As this crisis continues to spread silently throughout the land, talented, hardworking people have decreasing options for stable, long-term, family-feeding, future-securing jobs. As unemployed time goes on and savings accounts run dry, many people are praying for any kind of break. They perceive that writing in a prestigious magazine – even for free – would be that break. Things were not quite this bad several years ago, but now they are. You have leverage at the negotiating table – and you use it every time you can to secure the much-touted profitability of your website. This is the real reason your new editor reached out on purpose to offer a veteran journalist the “opportunity” to spend his time editing a 4000-word essay into a 1200-word piece suitable for your magazine for zero dollars. Many people are more desperate and less proud than Mr. Thayer, a behavioral tick that the men who write your paycheck take to the bank.

This is what caused a simple blog post consisting of a few routine administrative emails between a new editor and a journalist to flare up into a crisis of conscience over your publication. Your negotiation tactics mimic exactly those who would continue to fleece what remains of the Middle Class in this and other nations, while maintaining a leering smile that this is all normal.

That your college tuition goes up while your job opportunities go down – this is normal.

That the executives of your company received raises while your compensation is frozen, soon to be devoured by the increasing cost of healthcare. – this is normal.

That jobs in your chosen industry have gone from 40 hours a week with benefits to 32 hours a week with no benefits – this is normal.

That you might have to get your parents to pay for you to work for free in a major city for months or years in the hopes that an internship will become a job – this is normal.

And that you shall now compete for jobs with those willing to work for “exposure” – don’t get excited, this is now normal.

It is not normal and it is not right. The way the staff of The Atlantic has handled this situation has betrayed such a lack of understanding of the common plight of Americans, that one can scarcely trust your judgments in other matters. If the people running The Atlantic cannot understand the depth of suffering caused by this economy, the most obvious issue of our day, then why should readers trust you on anything?

There is no reason that your organization cannot compensate skilled, professional adults for their labor as a matter of course. You could have publicly agreed to raise your absolute minimum compensation to $50, something, a show of solidarity and understanding with the society in which you hope to maintain influence. That is, unless the proportion of free content on your website is in fact higher than you insinuated in James Bennet’s letter of March 5th.

As a contrast to the economic story you tell would-be contributing writers, your publication recently crowed about its record-breaking revenues, stemming from the success of its digital model. To have one more institution bragging about record profits while negotiating its laborers to the end of their ropes is too much to bear.

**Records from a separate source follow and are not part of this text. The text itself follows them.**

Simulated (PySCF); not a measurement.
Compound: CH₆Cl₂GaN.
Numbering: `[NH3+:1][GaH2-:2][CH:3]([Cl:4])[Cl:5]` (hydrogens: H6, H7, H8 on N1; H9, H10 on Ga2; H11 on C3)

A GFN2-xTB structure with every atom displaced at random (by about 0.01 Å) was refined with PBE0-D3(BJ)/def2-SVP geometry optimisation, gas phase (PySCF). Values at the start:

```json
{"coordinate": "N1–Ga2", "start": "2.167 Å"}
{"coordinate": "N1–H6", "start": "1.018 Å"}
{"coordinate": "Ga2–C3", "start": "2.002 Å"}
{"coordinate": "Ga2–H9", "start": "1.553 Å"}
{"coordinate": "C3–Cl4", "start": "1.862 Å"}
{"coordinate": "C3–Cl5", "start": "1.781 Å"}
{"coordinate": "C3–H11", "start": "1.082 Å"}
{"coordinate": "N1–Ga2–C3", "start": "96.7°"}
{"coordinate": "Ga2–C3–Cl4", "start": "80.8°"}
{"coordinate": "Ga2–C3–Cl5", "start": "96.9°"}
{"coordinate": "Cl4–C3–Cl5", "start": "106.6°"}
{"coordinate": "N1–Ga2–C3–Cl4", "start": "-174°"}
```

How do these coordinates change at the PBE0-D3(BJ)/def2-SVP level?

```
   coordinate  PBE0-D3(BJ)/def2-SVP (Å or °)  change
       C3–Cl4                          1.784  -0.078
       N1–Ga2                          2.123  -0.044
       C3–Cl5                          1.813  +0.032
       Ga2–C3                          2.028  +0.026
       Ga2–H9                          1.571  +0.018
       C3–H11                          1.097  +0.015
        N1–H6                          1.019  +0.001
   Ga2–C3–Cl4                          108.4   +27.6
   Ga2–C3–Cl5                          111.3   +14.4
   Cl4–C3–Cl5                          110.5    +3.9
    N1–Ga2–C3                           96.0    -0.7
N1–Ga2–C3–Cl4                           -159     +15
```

Based on your recent behavior, your institution cannot be trusted to challenge the status quo and speak truth to power when its behavior mimics the very practices that make this an age of suffering for so many.

Comments 16

  1. Even in the so-called salad days, most American periodicals maltreated everyone except their star journalists. The recent tightening of the screws is only possible because of the gutlessness of American politics, exacerbated in large part by the political naivete of journalists. I think a lot of this comes from the journalism school phenomenon. Once you had to purchase a very expensive degree to practice journalism, the Man owned you. Combine that with the provincialism of the American educated classes and you have the perfect recipe for a crippled profession. And it’s a shame because American journalists used to be much better than that. They sure as hell didn’t contemplate working for free.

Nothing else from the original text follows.